Multiple Individual Tenancies In A Single Dwelling
If joint tenancies are tricky, sharing the same house with strangers can be infinitely trickier. If four people share a building and each has signed an individual lease, co-ordination can be a nightmare and lead to very disruptive lifestyles. Who’s responsible for cleaning up? For reporting faults? How are bills shared? How can the outgoing tenant get at least a part of their deposit back? Will s/he get it back from the management – or from the incoming tenant?
Say one gives notice to quit, while the other three wish to stay on, the landlord faces either a period of three-quarters rent (because no tenant is liable for anyone’s rent but their own), or the unenviable task of trying to find another single person to fit in with the existing tenants – who can deliberately make people feel pretty unwelcome if they’ve already formed a tight clique. Besides which, these type of leases rarely all start and finish simultaneously.
The landlord then faces the impossible task of trying to assess who is responsible for what damage or mess, as one tenant demands a deposit return when they move out, and all the others deny responsibility for a thing. (Again, an interesting situation that arbitrators of the new tenancy deposit schemes may struggle with too!)
Families (Parents And Children)
Families will usually be regarded by management as a single group or
household. Adults will sign the single lease. No one aged under 18 is legally allowed to enter a contract. While few families choose to rent for long, many find themselves renting to cover short gaps, perhaps between buying/selling houses. Other family groups may be housed by landlords on Housing Benefit arrangements as a more long-term agreement. In these circumstances that same joint and several liability principle applies to the household members.
Oral Agreements
Tenants and landlords may not have a written agreement but a verbal one. (Please check out Lesson 7 where your contract rights and responsibilities are explained a bit more.)

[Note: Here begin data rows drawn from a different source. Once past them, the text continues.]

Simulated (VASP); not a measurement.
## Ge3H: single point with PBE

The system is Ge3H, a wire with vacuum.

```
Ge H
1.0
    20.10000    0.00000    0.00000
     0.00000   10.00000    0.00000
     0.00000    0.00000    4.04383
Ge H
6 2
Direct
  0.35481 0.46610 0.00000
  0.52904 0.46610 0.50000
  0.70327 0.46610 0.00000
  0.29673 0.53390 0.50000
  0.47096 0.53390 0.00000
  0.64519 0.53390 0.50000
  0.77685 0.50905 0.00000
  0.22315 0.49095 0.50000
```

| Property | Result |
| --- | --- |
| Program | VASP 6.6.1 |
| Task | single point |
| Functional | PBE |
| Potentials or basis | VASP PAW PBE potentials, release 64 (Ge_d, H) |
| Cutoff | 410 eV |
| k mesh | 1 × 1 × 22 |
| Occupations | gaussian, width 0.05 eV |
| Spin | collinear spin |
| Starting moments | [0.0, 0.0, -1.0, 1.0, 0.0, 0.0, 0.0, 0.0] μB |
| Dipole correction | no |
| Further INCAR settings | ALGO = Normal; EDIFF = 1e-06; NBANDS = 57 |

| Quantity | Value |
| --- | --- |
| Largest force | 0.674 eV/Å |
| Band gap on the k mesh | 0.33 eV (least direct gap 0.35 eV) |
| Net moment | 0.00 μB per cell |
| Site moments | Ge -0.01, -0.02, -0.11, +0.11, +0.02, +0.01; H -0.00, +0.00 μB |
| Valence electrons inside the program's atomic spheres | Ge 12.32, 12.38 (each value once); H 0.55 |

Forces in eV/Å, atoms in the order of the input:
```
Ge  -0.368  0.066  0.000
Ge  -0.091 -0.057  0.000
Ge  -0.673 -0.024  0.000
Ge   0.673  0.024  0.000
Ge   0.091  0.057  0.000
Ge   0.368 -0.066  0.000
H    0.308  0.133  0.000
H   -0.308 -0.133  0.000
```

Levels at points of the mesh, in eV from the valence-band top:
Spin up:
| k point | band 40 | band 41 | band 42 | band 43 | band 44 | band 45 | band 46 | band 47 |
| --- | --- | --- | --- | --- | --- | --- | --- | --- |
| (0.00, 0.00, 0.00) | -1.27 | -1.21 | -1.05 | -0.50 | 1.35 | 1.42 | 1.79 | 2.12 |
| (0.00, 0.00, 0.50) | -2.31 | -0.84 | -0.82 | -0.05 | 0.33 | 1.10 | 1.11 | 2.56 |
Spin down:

Some landlords prefer to not give anything in writing; presumably believing that they have given away less rights this way. This isn’t the case. Not for either party. Tenants’ drawbacks are immense where no paperwork framework exists. It can be almost impossible for tenants to prove that they haven’t agreed to a fixed term of, say, one year, which would allow their landlord or agency to pursue them for any rent or outgoings during this period, unless they have something in writing. Both parties are much better protected with some written evidence of their contract.
Given tenants’ vulnerability without written details of their tenancies, they are entitled in law to certain details in writing, if their tenancy began after 28 February 1997. Any tenant can make a written request to their landlord for the following details, and the landlord is obliged to provide, within 28 days, a written confirmation of:
- the date the tenancy began
- the amount of rent payable, and the dates on which it should be paid
- any rent review arrangements
- the length of any fixed term which has been agreed.
If your landlord refuses to provide this written statement or ignores your letter, you can get in touch with the local authority or the Citizens’ Advice Bureaux, and they will help you. The landlord is
actually liable to be fined if they won’t provide you with this basic statement. For those of you who rent through agencies, and who have not been given the address of your landlord, write to the landlord via your agency. If the agent will not forward your written request for a statement, again contact one of the sources previously given, as you have a legal entitlement to be provided at least with the basic framework of your tenancy on paper.